Whew! Done! Kind of long but this took me 3 weekends to figure out so isn't too terribly bad I think...
Final sidenote: During my time debugging I found that OpenOCD debug output to be invaluable to me understanding what OpenOCD was doing under the covers. To program a STM32x chip you need to unlock the flash registers, flip the right bits, and can only write a half-word at a time. For a while I was questioning whether OpenOCD was doing this properly but after looking through the OpenOCD debug output and comparing it against what the PM0075 instructions were, I was able to confirm that it did indeed follow the proper steps to do each operation. I also found I was duplicating steps that OpenOCD was already doing so I was able to cut out instructions that weren't helping! So moral of the story: Debug output is your friend!

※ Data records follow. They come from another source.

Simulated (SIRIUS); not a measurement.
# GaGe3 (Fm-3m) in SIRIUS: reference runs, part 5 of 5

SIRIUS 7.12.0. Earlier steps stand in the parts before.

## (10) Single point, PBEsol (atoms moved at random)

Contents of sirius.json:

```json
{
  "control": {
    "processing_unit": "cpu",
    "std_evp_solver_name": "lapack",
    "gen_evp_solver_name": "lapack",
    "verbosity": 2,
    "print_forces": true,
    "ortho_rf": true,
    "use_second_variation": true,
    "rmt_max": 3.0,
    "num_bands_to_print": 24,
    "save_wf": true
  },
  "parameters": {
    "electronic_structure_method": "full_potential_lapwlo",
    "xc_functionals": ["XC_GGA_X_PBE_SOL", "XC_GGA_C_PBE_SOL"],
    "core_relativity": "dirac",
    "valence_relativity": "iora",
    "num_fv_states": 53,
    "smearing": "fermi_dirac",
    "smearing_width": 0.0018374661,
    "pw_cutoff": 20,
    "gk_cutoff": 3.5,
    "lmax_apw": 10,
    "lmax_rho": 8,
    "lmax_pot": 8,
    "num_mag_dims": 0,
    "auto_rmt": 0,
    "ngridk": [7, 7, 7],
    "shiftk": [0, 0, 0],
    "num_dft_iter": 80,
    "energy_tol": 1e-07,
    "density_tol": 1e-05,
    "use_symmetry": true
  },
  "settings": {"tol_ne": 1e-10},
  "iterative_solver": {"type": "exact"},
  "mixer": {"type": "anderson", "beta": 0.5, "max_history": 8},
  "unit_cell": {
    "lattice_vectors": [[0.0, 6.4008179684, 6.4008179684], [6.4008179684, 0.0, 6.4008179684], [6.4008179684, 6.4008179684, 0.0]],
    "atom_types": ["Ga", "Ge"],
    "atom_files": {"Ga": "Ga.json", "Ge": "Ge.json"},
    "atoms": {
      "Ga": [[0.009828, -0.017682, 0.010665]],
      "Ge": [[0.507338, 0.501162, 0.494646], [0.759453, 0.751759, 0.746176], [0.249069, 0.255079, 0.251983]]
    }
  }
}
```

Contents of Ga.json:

I struggled getting JLink to work with a STM3240XX and found a statement in the JLink GDB server documentation saying that after loading flash you must issue a "target reset":
"When debugging in flash the stack pointer and the PC are set automatically when the target is reset after the flash download. Without reset after download, the stack pointer and the PC need to be initialized correctly, typically in the .gdbinit file."
When I added a "target reset" in the Run box of the debugger Setup of Eclipse, suddenly everything worked. I did not have this problem with a Kinetis K60.
The document also explains how to manually set the stack pointer and pc directly if you don't want to issue a reset. It may not be the disconnect/connect that solves the problem but the reset.
What i use after the last sentence in the Comannd Tab - 'Run' Commands, is:
symbol-file STM3210CTest/test_rom.elf
thbreak main
continue
The thbreak main sentence is what makes gdb stop at main.
I am trying to find a hook in Emacs, which should fire right before emacs server graceful shutdown.
I tried kill-emacs-query-functions, kill-emacs-hook, server-done-hook with elisp like :
(add-hook 'server-done-hook
'(lambda ()
(savehist-save)
)
)
... but none of them is called when OS shuts down, so history is not saved.
Maybe someone could give a hint?
P.S. I am on Gentoo Linux, emacs-vcs-23.2.9999 package, terminal only. For testing desired behaviour Emacs is stopped using start-stop-daemon utility.
Since Emacs 24.1, Emacs runs kill-emacs which runs the functions in kill-emacs-hook. So the question, and the rest of this answer, are only relevant to older versions.
The right place to run something before Emacs shuts down is either kill-emacs-query-function if you want to be able to cancel the shutdown or kill-emacs-hook if you don't. The problem you're facing is that your OS does not notify Emacs to shut down gracefully in a way that Emacs understands, or to look at it the other way, Emacs does not understand your OS's request to suht down gracefully.
A graceful way of shutting down Emacs 23 from the outside is to run emacsclient -n -e '(kill-emacs)'. That's obviously not a generic way of telling a program to shut down gracefully.
The normal way to shut down a process gracefully on unix is to send it a SIGHUP or SIGTERM signal. Unfortunately, Emacs treats almost all signals as fatal, and only runs an emergency auto save and no lisp code when it receives them. This is not configurable from lisp. A different behavior has been requested, but turned down.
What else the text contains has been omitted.